Clause 17 of the Guardianship Regulation 2016 provides that all decisions in the exercise of the Public Guardian's powers are prescribed for the purposes of s 80A(1). The word "decision" is defined in s 5 of the CAT Act sufficiently broadly to include the decisions on matters of access and accommodation that are in dispute in the present matter.

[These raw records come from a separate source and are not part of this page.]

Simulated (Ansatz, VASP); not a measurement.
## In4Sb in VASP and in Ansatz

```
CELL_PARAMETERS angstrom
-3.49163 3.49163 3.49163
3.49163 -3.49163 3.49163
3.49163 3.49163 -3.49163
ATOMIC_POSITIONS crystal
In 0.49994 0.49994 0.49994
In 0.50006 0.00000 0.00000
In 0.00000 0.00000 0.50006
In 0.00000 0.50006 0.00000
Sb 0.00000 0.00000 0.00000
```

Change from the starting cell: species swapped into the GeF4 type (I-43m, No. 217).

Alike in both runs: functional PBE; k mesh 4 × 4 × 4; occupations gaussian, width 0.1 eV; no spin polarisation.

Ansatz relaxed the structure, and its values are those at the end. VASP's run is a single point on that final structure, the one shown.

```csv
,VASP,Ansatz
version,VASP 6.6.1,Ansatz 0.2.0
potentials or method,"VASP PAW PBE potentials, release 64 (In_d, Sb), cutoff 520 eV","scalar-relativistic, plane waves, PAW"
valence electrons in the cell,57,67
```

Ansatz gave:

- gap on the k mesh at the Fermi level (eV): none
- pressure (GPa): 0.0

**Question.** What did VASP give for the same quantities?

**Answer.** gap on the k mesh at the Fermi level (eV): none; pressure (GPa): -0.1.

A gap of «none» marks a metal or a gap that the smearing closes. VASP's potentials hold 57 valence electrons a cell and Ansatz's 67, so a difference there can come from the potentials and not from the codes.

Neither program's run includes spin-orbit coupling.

In its letter of 8 July 2019 which is annexed to the application, the respondent states, however, that it is "not making an access decision at this time, but this does not mean that no access decisions will be made while the Public Guardian is appointed. I do invite you to continue to communicate with the officer responsible and to submit an access proposal for consideration…." It is not disputed that the applicant currently has an accommodation proposal before the respondent. But no decisions have been made. In her letter of 5 September 2019 addressed to the Tribunal, the applicant stated that "We have on numerous occasions requested that the Public Guardian provide us with a decision and to date have not had the privilege".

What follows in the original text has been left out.